We’ve all made mistakes that we wish we hadn’t – and in some cases, those mistakes continue to cast a shadow on our lives for years. If you’ve been convicted of the crime of breaking and entering, whether or not there was burglary involved, there’s good news: with the help of a talented Milwaukee criminal defense lawyer, you may be able to have it expunged from your record.
What is an Expungement?
When you have something expunged from your record, it’s no longer available to public view. That means most employers won’t be able to see it, either (unless you intend to join the military or law enforcement; then, you’ll have to check with your attorney to find out exactly how “invisible” your past conviction will become).
It’s still there, but it’s not considered public information anymore.
Getting a B&E Expunged from Your Record
It’s not always possible to have a breaking and entering charge expunged from your record. However, some people are eligible to try, including:
- People who were convicted of B&E before the age of 17.
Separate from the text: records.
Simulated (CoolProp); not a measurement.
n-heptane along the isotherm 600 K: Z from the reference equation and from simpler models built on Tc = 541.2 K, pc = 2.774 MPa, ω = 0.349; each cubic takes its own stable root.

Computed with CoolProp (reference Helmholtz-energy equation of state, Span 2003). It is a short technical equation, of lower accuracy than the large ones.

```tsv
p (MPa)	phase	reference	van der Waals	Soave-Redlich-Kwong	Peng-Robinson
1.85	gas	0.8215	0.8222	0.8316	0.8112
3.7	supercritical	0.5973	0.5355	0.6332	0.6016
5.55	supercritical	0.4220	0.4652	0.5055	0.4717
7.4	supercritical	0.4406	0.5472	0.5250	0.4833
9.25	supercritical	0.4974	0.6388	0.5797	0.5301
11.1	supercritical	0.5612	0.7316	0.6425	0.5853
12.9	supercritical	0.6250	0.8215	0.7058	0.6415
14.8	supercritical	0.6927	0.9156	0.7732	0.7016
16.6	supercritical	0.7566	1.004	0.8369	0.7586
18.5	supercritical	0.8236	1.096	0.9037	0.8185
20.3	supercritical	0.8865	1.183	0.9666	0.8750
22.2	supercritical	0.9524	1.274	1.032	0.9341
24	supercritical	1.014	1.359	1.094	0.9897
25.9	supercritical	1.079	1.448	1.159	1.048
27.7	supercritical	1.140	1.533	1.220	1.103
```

- People who were convicted of B&E before the age of 25 whose lawyers plan ahead and help them preserve their rights to ask for an expungement after their sentences are carried out.
There are several caveats to that; for example, you must not have been convicted of another crime (neither a misdemeanor nor a felony) and you must have paid all of the fines related to the crime. Be sure to bring your attorney all of the court paperwork you have – including receipts – so he or she can ensure that everything is in order and that you qualify to ask for an expungement.
While it’s always best to avoid a conviction in the first place, sometimes there’s no getting around it. As long as you have a skilled attorney by your side during your B&E trial, you can rest assured that your rights will be protected.